He was named manager of the Penn-Daw dining room after he wrote a letter to the owner complaining about the cherry pie, and worked there from 1947-1967. Before the Beltway was built, Penn-Daw's dining room was the power lunch and favorite meeting place for the political and business leaders of Alexandria. It was also the site for Alexandria's elite parties and meetings.

"In those days, the word 'motel' had not been invented. You were either a hotel or a tourist home and cabins. No cottages. We had excellent food, excellent service, and we had cottages with four units. It was well known from Maine to Florida," said Palmer.

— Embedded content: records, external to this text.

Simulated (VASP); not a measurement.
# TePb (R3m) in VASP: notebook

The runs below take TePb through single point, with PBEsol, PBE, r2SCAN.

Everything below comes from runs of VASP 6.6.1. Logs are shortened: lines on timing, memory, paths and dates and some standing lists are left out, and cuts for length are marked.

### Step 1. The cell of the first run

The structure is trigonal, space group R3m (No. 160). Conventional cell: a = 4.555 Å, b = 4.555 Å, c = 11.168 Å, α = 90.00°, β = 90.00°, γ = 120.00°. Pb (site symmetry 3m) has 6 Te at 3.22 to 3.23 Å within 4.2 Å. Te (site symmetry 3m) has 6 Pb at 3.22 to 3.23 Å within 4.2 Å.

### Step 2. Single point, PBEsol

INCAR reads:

J. Willard Marriott Sr. and his son Bill Jr. were frequent lunch guests of the Dawsons (hence the name Penn-Daw) who studied their business before they built their empire. Penn-Daw's operation was one of the inspirations for the Marriotts as they moved into the modern "motor-hotel" business. "Marriott got his ideas there," said Palmer.

Other lunch guests include Joe DiMaggio; Mrs. Woodrow Wilson, who visited just before the opening of the Woodrow Wilson Bridge; and Ed Walker and Willard Scott who occasionally recorded their "Joy Boys" radio show from the lobby and promoted the restaurant with banter on the air.

During the Civil Rights movement of the 1960s, Palmer was determined that he was not going to oppose integration; he respected everyone no matter their circumstances. "I was the first to mix having black waiters and white waitresses work together," he said, always treating everyone equally.

His son Jim Palmer added that Penn-Daw's dining room may have been the first one in the area to have black waiters and white waitresses work side by side in harmony. And many became close friends and followed his father to the Old Club years later, or as he said “he followed them.”

From 1968 to 1986, Palmer managed another local institution — the Old Club Restaurant, a well-established business run by the Everett family in Old Town Alexandria. He eventually became the owner in 1976. "We cashed in on the fact that it had been George Washington's Club," he said. "Sometimes we had three wedding receptions going on at the same time; we had at least one wedding every week."

In 1986, he became assistant manager of the Dixie Pig at 68 years of age, a popular restaurant and meeting spot on Route 1 for locals, where he made the menus and purchased the food. "Everybody from Alexandria came there; it was well known," he said.

He said "The Pig" bar had a regular clientele where the guests would arrive as soon as it opened. "People came in at 12 and stayed there all day. Dixie Pig was unique. It had people who showed up there and spent the day there until they closed," he said.

Jim Palmer added: "One of the main reasons that the Dixie Pig hired him was because Dad had a loyal group of friends and customers who would come and eat. It was the equivalent of Route 1's neighborhood pub. It was kind of a Road House."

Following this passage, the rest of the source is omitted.